Michael Mertes (born 26 March 1953 in Bonn) is a German chief officer and author. He was a political advisor to Chancellor Helmut Kohl from 1987 to 1998, and he served in the State Government of North Rhine-Westphalia (NRW) as the state’s representative to the German federal institutions and to the European Union from 2006 to 2010. From June 2011 to July 2014, he was Resident Representative of the Konrad Adenauer Foundation (KAS) to Israel in Jerusalem.[1]
Mertes is married and has four children.
As a son of a diplomat, Mertes spent most of his childhood and youth abroad (Marseille, Paris, Moscow). In 1972 he graduated from high school where he had majored in classical languages. After a two-year military service from 1972 to 1974 he studied law at Bonn and Tübingen universities as well as at the London School of Economics (with a focus on Public international law, Philosophy of Law, Philosophy of science). He completed his law degree at the beginning of 1981 and passed his bar exam in 1983.
In 1981 Mertes worked for Carl Otto Lenz MP as a parliamentary assistant. From 1984 to 1987, he held various positions in the federal administration (Federal Ministry of Defense, Federal Chancellery, Federal Ministry for the Environment, Nature Conservation and Nuclear Safety). In 1987 Chancellor Kohl appointed him as his chief speechwriter. After the fall of the Berlin Wall Mertes co-authored the „Ten Point Program for German and European Unity” which Kohl presented on 28 November 1989.[2] In 1993 he became Director, Policy Planning, and in 1995 he was appointed Director-General, Policy Planning and Cultural Affairs at the Federal Chancellery.

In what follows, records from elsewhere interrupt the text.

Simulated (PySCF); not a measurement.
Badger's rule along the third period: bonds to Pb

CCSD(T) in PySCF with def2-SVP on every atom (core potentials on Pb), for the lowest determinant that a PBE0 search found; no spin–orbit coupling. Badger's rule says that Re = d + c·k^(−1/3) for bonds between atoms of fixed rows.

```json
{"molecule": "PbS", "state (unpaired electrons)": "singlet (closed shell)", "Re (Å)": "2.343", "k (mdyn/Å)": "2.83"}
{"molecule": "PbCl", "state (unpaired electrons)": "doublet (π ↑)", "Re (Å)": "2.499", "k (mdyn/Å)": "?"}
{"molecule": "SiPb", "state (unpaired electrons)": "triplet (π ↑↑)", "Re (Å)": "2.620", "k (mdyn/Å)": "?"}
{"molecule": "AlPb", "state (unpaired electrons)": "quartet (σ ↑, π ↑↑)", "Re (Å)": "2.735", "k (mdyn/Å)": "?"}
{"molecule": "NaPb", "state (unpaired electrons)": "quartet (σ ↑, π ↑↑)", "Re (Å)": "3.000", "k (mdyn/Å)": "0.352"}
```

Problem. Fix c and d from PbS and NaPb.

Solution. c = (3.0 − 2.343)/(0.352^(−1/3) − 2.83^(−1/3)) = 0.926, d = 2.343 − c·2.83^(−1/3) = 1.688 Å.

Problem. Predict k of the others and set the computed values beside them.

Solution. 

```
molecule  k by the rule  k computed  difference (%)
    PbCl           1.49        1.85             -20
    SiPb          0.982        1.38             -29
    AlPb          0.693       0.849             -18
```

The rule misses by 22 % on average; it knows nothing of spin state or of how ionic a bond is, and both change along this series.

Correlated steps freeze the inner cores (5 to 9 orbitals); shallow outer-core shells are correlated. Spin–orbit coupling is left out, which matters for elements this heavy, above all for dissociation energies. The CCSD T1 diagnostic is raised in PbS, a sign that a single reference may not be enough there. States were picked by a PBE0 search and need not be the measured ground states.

After the change of government from Helmut Kohl to Gerhard Schröder in 1998, Mertes joined the editorial team of the German weekly Rheinischer Merkur and remained the newspaper’s foreign editor and deputy editor-in-chief until the end of 2002. From 2003 to July 2006, he worked as an associate for the political consultancy “dimap consult” which he had co-founded with former colleagues. At the same time, he continued writing as a freelance author for “Rheinischer Merkur”, Aufbau (until 2004) and Project Syndicate.
In August 2006 Mertes was appointed State Secretary for Federal, European and International Affairs in the State Government of North Rhine-Westphalia (Düsseldorf). In that capacity, he was Plenipotentiary of North Rhine-Westphalia to the Federation (Berlin) and the State’s representative to the European Union (Brussels). He left office in 2010 after the change of government from a CDU-led to an SPD-led State Government. In 2011 he became head of the Konrad Adenauer Foundation’s Jerusalem office.
Since the mid-1980s Mertes has continuously published articles and book chapters on European and international affairs, interreligious dialogue, and (comparative) government. The newspapers and journals to which he contributed include Frankfurter Allgemeine Zeitung, International Herald Tribune, Neue Zürcher Zeitung, The Independent and several dailys belonging the Project Syndicate, as well as Dædalus, Foreign Affairs, Internationale Politik, Neprikosnovenny Zapás (Неприкосновенный запас),[3] Obshchaya Tetrad (Общая тетрадъ),[4] Politique étrangère, Prospect, The Washington Quarterly, Transit,[5] and the Israel Journal of Foreign Affairs.[6] He co-authored and co-edited (with Steven Muller and Heinrich August Winkler) “In Search of Germany” (1996), and he is the author of “German Questions – European Answers” (2001). In 2022, he and Vincent Fröhlich published the essay “Der neue Konspirationismus” (The New Conspiracism), exploring how digital platforms and fan communities create and disseminate conspiracy narratives. Mertes also came out with a German translation of William Shakespeare’s sonnets (2006), of selected love poetry, verse letters and religious poems by John Donne (2017), of a selection of sonnets from Petrarch to Gerard Manley Hopkins (2018), and of 50 sonnets by Luis de Góngora 2021.
In July 1989 he published, with his colleague Norbert J. Prill, a much-debated concept for a multi-speed Europe which was based on the idea that the European Community, considering the approaching end of the Cold War, should be prepared to include emerging new democracies from Eastern Europe and neutral countries such as Austria, Finland and Sweden; Mertes and Prill also pleaded for a stronger association of Israel and Turkey with the EC.[7] During the 1990s Timothy Garton Ash, Michael Mertes and Dominique Moïsi wrote several „trilateral“ (British-German-French) pleas in favour of a combined eastward entlargement and institutional modernisation of the EU.[8]
Mertes has been a member of the CDU since 1971, the Kuratorium der Freunde und Förderer des Leo Baeck Instituts e.V.[9] since 1988, the International Advisory Council of the Moscow School of Civic Education since 2000,[10] the International Board of Directors of the Institute for Human Sciences at Boston University 2001-2009,[11] the Commission for Contemporary History since 2002,[12] and the Drafting Committee for the CDU’s new party platform (Grundsatzprogramm) 2006-2007. In 2006 he received, together with Rabbi Nathan Peter Levinson and Protestant Pastor Johannes Hildebrandt, the International Raoul Wallenberg Foundation's Roncalli Award for interfaith dialogue and understanding.[13]